Optimized geometries were compared against the reported structural parameters from X-ray absorption spectroscopy (XAS) published previously14a and calculated using a variety of density functional methods. A detailed overview of these results is given in the Supporting Information (Tables S1–S4). In general, the results lead to the conclusion that the BLYP and TPSS density functional methods perform consistently better than alternative pure density functional methods for matching the metrical parameters obtained from XAS (Table S1, Supporting Information). TPSS performed slightly better than BLYP, as expected according to the Jacob’s ladder scheme.32 Among all three hybrid density functional methods, B3LYP performed the best except in Median Absolute Deviation. B3LYP performs better than TPSSh for two reasons: (1) B3LYP contains a larger amount of HF exchange and (2) has a better parametrized correlation functional. On the basis of these results, therefore, we continued the studies with hybrid density functional methods only. The effective core potential-all electron basis set combination SDD/6-31G(d) excelled compared to the other two combinations tested in agreement with previous findings.33
It is sometimes difficult to calculate excited states and spin state ordering by DFT, because it is formally a ground-state theory. As a consequence, different density functional methods can give inconsistent results, especially for transition metal complexes where near-degeneracy of the d orbitals poses a difficulty for this single-determinant theory.30 The exchange-correlation term is different for each density functional method, and its value determines the energy associated with electron pairing. Therefore, the correct choice of DFT method influences the obtained results and is extremely important in determining spin state ordering, where many close-lying spin states are present.

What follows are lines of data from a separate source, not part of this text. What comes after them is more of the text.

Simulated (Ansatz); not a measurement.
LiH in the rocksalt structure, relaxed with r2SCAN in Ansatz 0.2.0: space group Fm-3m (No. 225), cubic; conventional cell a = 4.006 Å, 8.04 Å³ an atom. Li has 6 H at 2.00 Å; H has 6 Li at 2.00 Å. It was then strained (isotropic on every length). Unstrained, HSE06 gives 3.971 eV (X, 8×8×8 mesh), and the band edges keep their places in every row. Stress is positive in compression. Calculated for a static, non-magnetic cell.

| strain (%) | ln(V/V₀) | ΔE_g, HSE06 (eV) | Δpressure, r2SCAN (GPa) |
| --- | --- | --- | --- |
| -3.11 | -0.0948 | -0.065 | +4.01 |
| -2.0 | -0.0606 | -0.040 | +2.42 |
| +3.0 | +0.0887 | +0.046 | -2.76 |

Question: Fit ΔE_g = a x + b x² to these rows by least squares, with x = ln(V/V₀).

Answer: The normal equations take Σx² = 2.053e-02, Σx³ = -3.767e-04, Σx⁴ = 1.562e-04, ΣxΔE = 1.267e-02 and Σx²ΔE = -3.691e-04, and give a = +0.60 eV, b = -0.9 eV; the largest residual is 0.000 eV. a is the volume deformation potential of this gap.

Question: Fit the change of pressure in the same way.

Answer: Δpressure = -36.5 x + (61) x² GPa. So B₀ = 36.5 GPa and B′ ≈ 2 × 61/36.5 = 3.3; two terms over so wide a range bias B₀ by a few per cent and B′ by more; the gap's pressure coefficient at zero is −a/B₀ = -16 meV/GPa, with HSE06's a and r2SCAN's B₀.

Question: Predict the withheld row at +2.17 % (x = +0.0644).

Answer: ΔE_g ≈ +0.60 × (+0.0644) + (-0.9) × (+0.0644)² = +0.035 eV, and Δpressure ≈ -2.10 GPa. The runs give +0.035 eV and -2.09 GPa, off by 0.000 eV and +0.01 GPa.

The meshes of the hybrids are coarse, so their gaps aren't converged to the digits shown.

Indeed, Shaik and co-workers previously demonstrated that the spin state ordering of [Mn(O)(H8Cz)] could vary greatly with different exchange-correlation functionals and/or the amount of HF exchange included.13 They also suggested that the spin ground state of [Mn(O)(H8Cz)(CN)]− should be the triplet spin state as opposed to the experimentally determined singlet spin state of the parent five-coordinate complex. To highlight the spin accessibility and the electronic possibilities of the [Mn(O)(H8Cz)(CN)]− reactant complex, we show high-lying occupied and low-lying virtual orbitals in Scheme 2.
The metal orbitals form bonding and antibonding combinations with orbitals on the first coordination sphere ligands. In the xy plane, the 3dx2–y2 orbital on Mn mixes with 2pσ orbitals on the nitrogen atoms of the corrolazine ring to give the σ x2–y2/σ* x2–y2 pair of orbitals, whereas the nonbonding δxy orbital lies in between the nitrogen atoms. Along the z axis, the 3dz2 orbital on Mn mixes with the 2pσ orbital of oxygen to form the σz2/σ*z2 orbitals, whereas the 3dxz/3dyz orbitals form π-type interactions with the 2px/2py orbitals to give the πxz/π*xz and πyz/π*yz pair of orbitals. In addition, there are several high-lying π orbitals on the corrolazine ligand, and the a″ shape is shown in Scheme 2. This highly dispersed orbital shows similarity to the a1u orbital in heme structures.34 The experimental evidence indicates a closed-shell singlet ground state (1ALS) for manganese(V)–oxo corrolazine complexes. However, the a″ orbital can become singly occupied through valence tautomerism upon binding of a Lewis acid such as Zn2+ to the oxo ligand, stabilizing a 3A″ electronic state.35 These findings suggest that the orbital manifold is close in energy and various ground states could be accessible dependent on the local environmental conditions.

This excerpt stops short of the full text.